Amy Sullivan, truly the David Brooks of religion writing, thinks that liberals are misreading Richard Mourdock’s position on abortion.
Take a look again at Mourdock’s words: “I came to realize that life is that gift from God. And…even when life begins in that horrible situation of rape, that it is something that God intended to happen.” The key word here is “it.” I think it’s pretty clear that Mourdock is referring to a life that is conceived by a rape. He is not arguing that rape is the something that God intended to happen.
I understood him perfectly well and I still think it’s outrageous. This goon is saying that women must be forced to carry a pregnancy to term even in cases of rape. I think that’s barbaric and cruel.
Amy wants this to be about theology —
This is a fairly common theological belief, the understanding of God as an active, interventionist. It’s also not limited to conservative Christians. There are liberal Christians who also argue that things work out the way they’re supposed to. Some of them are in my own family, and I think they’re wrong. But it is one way of grappling with the problem of theodicy, trying to understand why God would allow bad things to happen.
And they can grapple with it all they like; just do the grappling with their own bodies, thanks much.
Sullivan goes on to explain the theological arguments about things being intended by God, as if any of us who were sent to Sunday School at least a dozen times didn’t already know them.
And I say that the next time Richard Mourdock gets pregnant from rape and chooses to carry the baby to term because he thinks it’s god’s will, I’m just peachy with that. Whatever floats his boat. But this theo-idiot is planning to force everyone else to live by his conscience and not our own. And, y’know, to a lot of us that looks like good old-fashion oppression.
Most religion looks ridiculous to outsiders. If Mourdock can somehow reconcile in his own head that God did not intend the rape but did intend the conception, that’s not any of my concern — as long as it stays in his own head.
Despite the assertions of many liberal writers I read and otherwise admire, I don’t think that politicians like Mourdock oppose rape exceptions because they hate women or want to control women. I think they’re totally oblivious and insensitive and can’t for a moment place themselves in the shoes of a woman who becomes pregnant from a rape. I think most don’t particularly care that their policy decisions can impact what control a woman does or doesn’t have over her own body. But if Mourdock believes that God creates all life and that to end a life created by God is murder, then all abortion is murder, regardless of the circumstances in which a pregnancy came about.

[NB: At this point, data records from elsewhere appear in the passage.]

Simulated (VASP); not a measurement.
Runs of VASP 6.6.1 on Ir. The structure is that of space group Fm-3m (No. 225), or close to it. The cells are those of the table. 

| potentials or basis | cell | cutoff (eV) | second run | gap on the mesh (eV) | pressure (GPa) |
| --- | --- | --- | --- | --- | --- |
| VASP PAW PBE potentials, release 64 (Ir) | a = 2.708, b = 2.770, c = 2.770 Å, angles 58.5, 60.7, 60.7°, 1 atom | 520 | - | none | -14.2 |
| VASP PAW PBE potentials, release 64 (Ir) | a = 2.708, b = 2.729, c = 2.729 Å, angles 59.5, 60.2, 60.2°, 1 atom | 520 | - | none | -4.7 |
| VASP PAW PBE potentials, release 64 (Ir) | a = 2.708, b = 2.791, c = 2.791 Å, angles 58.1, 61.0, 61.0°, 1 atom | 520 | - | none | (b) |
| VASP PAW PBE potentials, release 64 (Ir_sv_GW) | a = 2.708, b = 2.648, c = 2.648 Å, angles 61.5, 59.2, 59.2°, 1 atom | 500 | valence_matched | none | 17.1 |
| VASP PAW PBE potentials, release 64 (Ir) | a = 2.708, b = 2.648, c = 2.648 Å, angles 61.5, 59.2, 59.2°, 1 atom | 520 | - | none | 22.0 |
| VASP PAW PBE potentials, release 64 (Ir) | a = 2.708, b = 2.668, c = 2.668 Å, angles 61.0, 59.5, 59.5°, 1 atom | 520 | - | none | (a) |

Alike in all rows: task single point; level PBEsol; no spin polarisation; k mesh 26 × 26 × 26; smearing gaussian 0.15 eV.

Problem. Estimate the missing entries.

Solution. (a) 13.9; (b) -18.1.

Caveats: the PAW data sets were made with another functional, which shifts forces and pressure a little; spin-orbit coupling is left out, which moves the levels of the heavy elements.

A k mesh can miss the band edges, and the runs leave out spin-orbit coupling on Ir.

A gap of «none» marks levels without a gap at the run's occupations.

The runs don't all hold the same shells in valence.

In other words, Sullivan is making a distinction between actively hating women and being “oblivious and insensitive” to our individuality and humanity. I don’t really see the difference. A man who is incapable of perceiving women as human beings in their own right, who cannot empathize with them or respect that their perspectives are just as valid as his, is what we call a “misogynist.” There is a spectrum of misogynist attitudes that goes from garden-variety sexist pigs to psychopathic serial killers, but it’s a difference in degree, not in kind.
And I oppose this creep Mourdock not because I disrespect his religion but because he disrespects mine. He also disrespects my humanity. I find that annoying.
As you can see from an old post, Amy Sullivan has a long-standing pattern of finding distinctions with no differences. Her shtick for years has been that liberals are mean to proper religious folk because we misunderstand them. Well, I doubt one fundamentalist in a million understands a dadblamed thing about my religion, and that doesn’t bother me in the least as long as they leave me alone about it.
The real issue is that from the earliest days of our Republic conservative Christians have tried to use government to impose their beliefs on everyone else, establishment clause notwithstanding, and they must be opposed. Period. What their theological rationalizations are is irrelevant to me.